A picture of that year’s intake
Of Fulbright Scholars. Just arriving -
Or arrived. Or some of them.
Were you among them? I studied it,
Not too minutely, wondering
Which of them I might meet.
I remember that thought. Not
Your face. No doubt I scanned particularly
The girls. Maybe I noticed you.
Maybe I weighed you up, feeling unlikely.
Noted your long hair, loose waves -
Your Veronica Lake bang. Not what it hid.
It would appear blond. And your grin.
Your exaggerated American
Grin for the cameras, the judges, the strangers, the frighteners.
Then I forgot. Yet I remember
The picture: the Fulbright Scholars.
With their luggage? It seems unlikely.
Could they have come as a team? I was walking
Sore-footed, under hot sun, hot pavements.
Was it then I bought a peach? That’s as I remember.
From a stall near Charing Cross Station.
It was the first fresh peach I had ever tasted.
I could hardly believe how delicious.
At twenty-five I was dumbfounded afresh
By my ignorance of the simplest things.

II. Sound Effects - ‘Fulbright Scholars’ #

Read the poem aloud. Comment on the Sound Effects, verbal music. It’s rhyme. Rhythm and melody. Assonance, alliteration. onomatopoeia. etc. (Blending repetition patterns. slow/fast movement, harsh, discordant, sibilance, sotto, allegro, Rhapsodic, lyrical, elegiac, upbeat, blue, staccato, dirge, ode, Melody. tone. mood. atmosphere. voice.

A conversational monologue addressed to someone who fails to respond.

This is a self reflective and meditative poem dealing with memory and its subjectivity and lack of reliability. He is so unsure of what actually happened on that day, whether what he remembers is actual or affected by later events and other memories. The tone, though reflective, is not nostalgic, rather searching for answers.

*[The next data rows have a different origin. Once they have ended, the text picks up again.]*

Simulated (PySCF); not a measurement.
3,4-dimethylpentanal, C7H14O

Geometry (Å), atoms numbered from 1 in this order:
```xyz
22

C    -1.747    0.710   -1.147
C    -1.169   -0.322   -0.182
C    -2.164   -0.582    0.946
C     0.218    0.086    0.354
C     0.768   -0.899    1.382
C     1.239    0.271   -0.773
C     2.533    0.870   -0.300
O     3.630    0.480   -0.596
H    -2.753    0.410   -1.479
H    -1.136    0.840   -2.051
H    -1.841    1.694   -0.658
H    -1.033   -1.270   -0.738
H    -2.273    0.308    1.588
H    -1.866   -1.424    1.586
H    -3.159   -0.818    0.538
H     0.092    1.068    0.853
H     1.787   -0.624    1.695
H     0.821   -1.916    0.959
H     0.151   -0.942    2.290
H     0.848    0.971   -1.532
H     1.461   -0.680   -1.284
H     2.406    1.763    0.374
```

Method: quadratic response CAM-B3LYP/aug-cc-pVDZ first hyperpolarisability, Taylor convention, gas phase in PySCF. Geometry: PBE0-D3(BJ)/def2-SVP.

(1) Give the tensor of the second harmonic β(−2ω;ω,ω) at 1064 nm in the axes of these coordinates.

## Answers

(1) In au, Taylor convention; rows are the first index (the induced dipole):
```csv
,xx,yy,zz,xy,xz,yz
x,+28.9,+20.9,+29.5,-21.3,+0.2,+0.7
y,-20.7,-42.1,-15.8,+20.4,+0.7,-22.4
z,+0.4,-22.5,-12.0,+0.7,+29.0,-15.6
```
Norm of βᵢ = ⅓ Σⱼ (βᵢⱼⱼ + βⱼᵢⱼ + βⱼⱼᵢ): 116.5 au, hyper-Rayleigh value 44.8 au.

The “s” sound dominates; initially with “where was it, in the Strand?” with the play on words suggesting their isolation of being “stranded” and followed by “news items, in photographs.”

III. Themes, Issues, Values, Concerns - ‘Fulbright Scholars’ #

Memory: Its lingering effects, selectivity, subjectivity and lack of reliability.

Appearance and reality: Hughes ponders his first impressions and whether were any warning signs of what was to come or was their mutual attraction merely the result of youthful impetuosity.

The suggestion that appearances can be deceptive is conveyed in the phrase about her Veronica Lake bang (fringe) “what it hid. It would appear blond.” Together with the American “grin for the camera” contrasts the superficial confidence of the Americans with the uptight restrained British aloofness.

Truth and illusion: This is very much connected to the first two themes as much of what we perceive to be real is a figment of our imaginations or part of our wish fulfilment. Love can be blind and only see the things it wants to see.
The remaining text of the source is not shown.